I recently decided to sign up for a certification course on Ecumenical and Inter-Religious Studies. I didn’t know what Ecumenical meant until my first class, and I can still barely pronounce it, but even after just the first class, I feel a sense of great hope for the world. Hopefully I’m not just overexcited.
Why am I filled with such a sense of hope? After getting the Christianity 101 overview laid out for me, I realized that many of the world's problems, wars, and bloodshed could have been avoided if people just talked to each other. The initial split of the Catholic Church into eastern and western perspectives was due to Rome deciding to make a decision without consulting the four other Sees. Originally, there were five Sees that governed independently, but equally, and they included Rome, Constantinople, Alexandria, Antioch, and Jerusalem. Sure, there was already fission growing within the Church, but by not discussing and consulting with the other as they had been doing all along ultimately split the church.
Later on, the Reformation began with Martin Luther nailing his 95 Theses on the door of the church in Wittenberg. While some would like us to believe that that was his declaration of independence from the Catholic Church, it was in fact simply a request for "dialogue." The man just wanted to have an educated discussion about his questions and concerns!
As we have seen in history, and still today, power often makes people greedy for more power or to at least maintain their power. They will manipulate and abuse their powers so that they might flex their muscles to prove such power. When this happens, we need to remember the ultimate goal. As such, and despite separation of church and state, I am now convinced that it will take willing religious leaders from all sects working together to bring unity and peace to this world. Political leaders must work with religious leaders, because religious leaders who can set aside their stubbornness for certain traditions and schools of thought, can help all remember the ultimate goals and see the bigger picture.
During the Bosnian War, the heads of the three great religious communities of the former Yugoslavia--Patriarch Pavle, head of the Serbian Orthodox Church; Ra'is ul Ulama Jakub Selimoski of the Bosnia and Herzegovina Islamic community, and Vinko Puljic, the Roman Catholic Archbishop of Sarajevo--banded together to say this, "crime in the name of religion is the greatest crime against religion." People like to use religion as a tool for selfish gains and egotistical desires, even leaders of a religion like Rome in 1054 A.D., but let us not confuse religion with people.
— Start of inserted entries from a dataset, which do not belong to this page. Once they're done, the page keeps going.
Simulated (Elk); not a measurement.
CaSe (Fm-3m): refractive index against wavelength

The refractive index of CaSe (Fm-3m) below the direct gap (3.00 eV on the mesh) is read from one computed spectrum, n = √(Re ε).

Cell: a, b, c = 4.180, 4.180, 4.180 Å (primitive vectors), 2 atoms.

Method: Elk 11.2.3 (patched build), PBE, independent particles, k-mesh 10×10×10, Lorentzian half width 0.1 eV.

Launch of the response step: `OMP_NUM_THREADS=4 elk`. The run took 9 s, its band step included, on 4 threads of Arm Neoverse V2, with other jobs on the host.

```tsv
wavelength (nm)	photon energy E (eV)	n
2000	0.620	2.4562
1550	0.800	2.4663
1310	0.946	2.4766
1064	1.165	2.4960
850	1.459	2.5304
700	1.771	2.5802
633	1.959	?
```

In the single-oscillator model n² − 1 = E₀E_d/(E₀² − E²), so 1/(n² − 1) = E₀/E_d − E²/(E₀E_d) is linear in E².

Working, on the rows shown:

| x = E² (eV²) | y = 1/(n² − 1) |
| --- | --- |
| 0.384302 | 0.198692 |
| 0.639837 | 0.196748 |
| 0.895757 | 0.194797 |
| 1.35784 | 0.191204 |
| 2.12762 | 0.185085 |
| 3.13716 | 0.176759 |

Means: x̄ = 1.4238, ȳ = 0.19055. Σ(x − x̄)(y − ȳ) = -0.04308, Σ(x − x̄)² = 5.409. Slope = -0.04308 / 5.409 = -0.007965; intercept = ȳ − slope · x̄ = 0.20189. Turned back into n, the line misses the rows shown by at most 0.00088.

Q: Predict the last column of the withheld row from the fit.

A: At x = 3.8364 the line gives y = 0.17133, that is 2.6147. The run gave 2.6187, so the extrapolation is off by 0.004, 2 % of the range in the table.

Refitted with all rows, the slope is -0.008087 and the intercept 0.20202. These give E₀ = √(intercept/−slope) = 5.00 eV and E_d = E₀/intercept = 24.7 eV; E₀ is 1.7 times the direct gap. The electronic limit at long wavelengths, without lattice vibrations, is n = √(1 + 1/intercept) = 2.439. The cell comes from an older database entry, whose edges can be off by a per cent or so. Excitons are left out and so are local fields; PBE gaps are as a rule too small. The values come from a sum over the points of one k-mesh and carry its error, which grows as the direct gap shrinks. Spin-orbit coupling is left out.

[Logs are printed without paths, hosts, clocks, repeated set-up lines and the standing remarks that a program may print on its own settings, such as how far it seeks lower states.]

Today in the United States, it seems there are certain issues that we all argue over, but no one is really listening to the other side. We're talking, but we're not having a dialogue. If we could put aside our differences and our stubbornness, perhaps we could actually have a conversation that transforms into action. If we could stop hyper-focusing on the differences, and look at what really matters, perhaps we could actually move towards positive change.